Banks jockey for Maori business as BNZ launches $50 million fund
BNZ has upped the ante by announcing a $50 million fund to help bridge the shortfalls for iwi and hapu during their Treaty of Waitangi settlements.
The bank expects its funding, along with advice from its Maori business team, to help unlock an estimated $1.5 billion worth of existing Treaty claims.
Approximately half of iwi have received a treaty settlement but, for the remaining 60-plus claimants, there is a need for funding assistance and good financial advice to help them through the settlement process, says Pierre Tohe, head of Maori business at BNZ.
“With the time between mandate and final settlement, which can take between three and seven years, many iwi can’t afford the continued costs of the process, meaning many settlements are delayed or deferred,” he says in a statement.
Many iwi haven’t plotted their road maps that take them to their settlements and beyond, says Leon Wijohn, national Maori business sector leader for Deloitte.
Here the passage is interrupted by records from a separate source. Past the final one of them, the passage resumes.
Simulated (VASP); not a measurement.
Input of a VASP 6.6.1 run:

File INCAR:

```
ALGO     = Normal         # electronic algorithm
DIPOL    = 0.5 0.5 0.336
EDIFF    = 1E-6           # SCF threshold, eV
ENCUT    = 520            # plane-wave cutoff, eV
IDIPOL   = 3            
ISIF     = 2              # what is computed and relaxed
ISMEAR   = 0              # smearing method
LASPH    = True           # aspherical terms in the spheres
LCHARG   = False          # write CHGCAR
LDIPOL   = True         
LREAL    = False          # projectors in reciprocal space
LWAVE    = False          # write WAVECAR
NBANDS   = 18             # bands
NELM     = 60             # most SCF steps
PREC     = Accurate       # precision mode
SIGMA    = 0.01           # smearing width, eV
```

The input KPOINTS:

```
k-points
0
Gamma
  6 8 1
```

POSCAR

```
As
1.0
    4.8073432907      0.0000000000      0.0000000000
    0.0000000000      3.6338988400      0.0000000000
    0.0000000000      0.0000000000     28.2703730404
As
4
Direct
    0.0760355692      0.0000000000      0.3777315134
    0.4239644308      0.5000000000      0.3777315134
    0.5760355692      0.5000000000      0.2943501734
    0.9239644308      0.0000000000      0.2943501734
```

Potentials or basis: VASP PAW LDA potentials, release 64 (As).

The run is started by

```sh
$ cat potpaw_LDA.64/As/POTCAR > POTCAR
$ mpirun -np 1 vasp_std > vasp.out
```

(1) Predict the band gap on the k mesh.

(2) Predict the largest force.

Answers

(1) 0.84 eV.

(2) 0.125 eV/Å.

“That road map requires realistic resources to assist Maori organisations, their staff and their boards to be ready for the huge jumps in assets size, complexity, risk and reward. In this context, this is a very good initiative announced by the BNZ today,” Mr Wijohn told NBR ONLINE.
Mr Tohe says that if iwi are successful in contributing to the economy, the whole country stands to gain.
“Maori are a growing economic force with an estimated $37 billion in assets, a growing population and the appetite to invest in long-term sustainable growth projects in New Zealand,” Mr Tohe says.
The treaty settlement process, in general, can be made faster and less costly, Mr Wijohn says. The process has dragged on while iwi jump through numerous hurdles, he adds.
“The massive lift for all New Zealanders will come in future years as Maori refocus their efforts from negotiating treaty claims to building wealth for their iwi, hapu and whanau,” he says.
The recently announced fund is part of a wider move for BNZ, which is increasing efforts to help iwi with their finances.
Last year the bank released a white paper targeting Māori organisations, which highlights best practices for portfolio management. These organisations often experience competing objectives of providing intergenerational fairness via distribution of benefits, while achieving stable income to fund strong wealth creation, according to a BNZ statement.
Westpac has had a Maori business team for the past four years, says spokesman Chris Mirams, and the bank has supported iwi and hapu through treaty processes for about the past six years.
ASB has a team of three in its Maori business team and last December announced its partnership with Poutama Trust to develop Maori businesses. The trust describes itself on its website as “an apolitical, independent, pan-tribal and proactive Maori business development organisation”.
ANZ established a head of Maori relationships position at the start of 2011. The bank has provided millions of dollars of funding to pre-settlement iwi and hapu groups, says spokesman Pete Barnao. Its also taken Maori business leaders to Asia to help the community “unlock the potential of their large and diverse business interests, particularly in the primary sector”, he says.